For three consecutive years I ran TEDxFairbanks, a platform for deep discussion and idea-sharing within the Fairbanks community. Altogether we hosted 16 speakers, just under 200 audience members, and dozens of volunteers with a small core team of four people over the course of two events: Intimate Space (2016) and Building Capacity (2017).

Why I Created TEDxFairbanks

I created TEDxFairbanks out of a sense of desperation. I was tired of seeing the same old shocking, depressing stories of situations unfolding across the globe – stories of prejudice, political greed, fear mongering, hate and biases – with no solution at hand. While these stories are important to tell, so are stories of how we can change our behaviors, mindsets and actions so we can overcome these challenges. I believe this requires an idea-based, solution oriented approach which is at the same time a transformative, multi-sensory experience, ultimately giving people the time and space to reflect on how they can contribute to making the world a better place.

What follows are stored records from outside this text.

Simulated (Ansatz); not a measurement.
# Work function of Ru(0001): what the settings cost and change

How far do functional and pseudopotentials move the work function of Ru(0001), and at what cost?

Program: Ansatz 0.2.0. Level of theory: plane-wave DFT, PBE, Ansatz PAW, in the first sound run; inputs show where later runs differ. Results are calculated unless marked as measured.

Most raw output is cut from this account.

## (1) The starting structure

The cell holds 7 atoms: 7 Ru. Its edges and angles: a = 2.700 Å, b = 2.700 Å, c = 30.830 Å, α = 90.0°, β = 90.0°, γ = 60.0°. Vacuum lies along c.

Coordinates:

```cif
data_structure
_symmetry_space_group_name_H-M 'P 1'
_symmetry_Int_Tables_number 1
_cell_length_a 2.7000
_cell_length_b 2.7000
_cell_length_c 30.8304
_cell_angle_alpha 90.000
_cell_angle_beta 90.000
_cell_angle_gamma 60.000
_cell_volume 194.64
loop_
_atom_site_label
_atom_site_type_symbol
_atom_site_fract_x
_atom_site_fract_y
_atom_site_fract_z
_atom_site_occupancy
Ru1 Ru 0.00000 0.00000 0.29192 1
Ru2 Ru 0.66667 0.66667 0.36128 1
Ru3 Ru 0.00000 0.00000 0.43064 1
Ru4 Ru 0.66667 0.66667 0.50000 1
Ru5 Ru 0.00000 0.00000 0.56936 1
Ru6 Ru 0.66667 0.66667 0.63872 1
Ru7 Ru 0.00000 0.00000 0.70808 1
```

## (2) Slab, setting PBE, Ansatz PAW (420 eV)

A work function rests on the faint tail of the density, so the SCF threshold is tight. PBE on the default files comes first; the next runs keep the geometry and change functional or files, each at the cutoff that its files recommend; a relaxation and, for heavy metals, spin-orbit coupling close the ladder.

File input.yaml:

I first had the idea of organizing a TEDx event while finishing my undergrad at the College of Wooster. My good friend and fellow philosophy major, Christina Haupt, had just returned from the mainstage TED2013 conference in Vancouver, and was so inspired by her experience that she decided to organize a TEDx event at our college. Thus, TEDxTheCollegeOfWooster entered its first year of existence.

When Christina first asked me to be an event photographer, I wasn’t sure what to expect. I’d never even watched a TED Talk, much less been to any sort of TEDx event. Even so, within the first few minutes of the event, I was hooked. The conversations, the environment, the juxtaposition of art and culture, I loved every minute of it and couldn’t wait for the next one.

When I first entered the Fairbanks scene shortly after graduation, I found myself on the fringe of a very tightly knit community. I had only a handful of friends, and no idea how to meet more people who appreciated thought-provoking conversations. What happened next was magical. We saw a huge outpouring of support from the local community. Dateline Digital Printing offered to print for us, the nice folks at UAF eLearning offered their services for manning the digital program, and somehow thanks to all this help we pulled off the first event with a functional livestream, 75 attendees, and just over a dozen volunteers.

For our second event, we expanded to the West Valley High School DeWild Auditorium and hosted another 75 attendees.

Currently the TEDxFairbanks team is on hiatus and the event is open for licensing by any interested party in the Fairbanks area.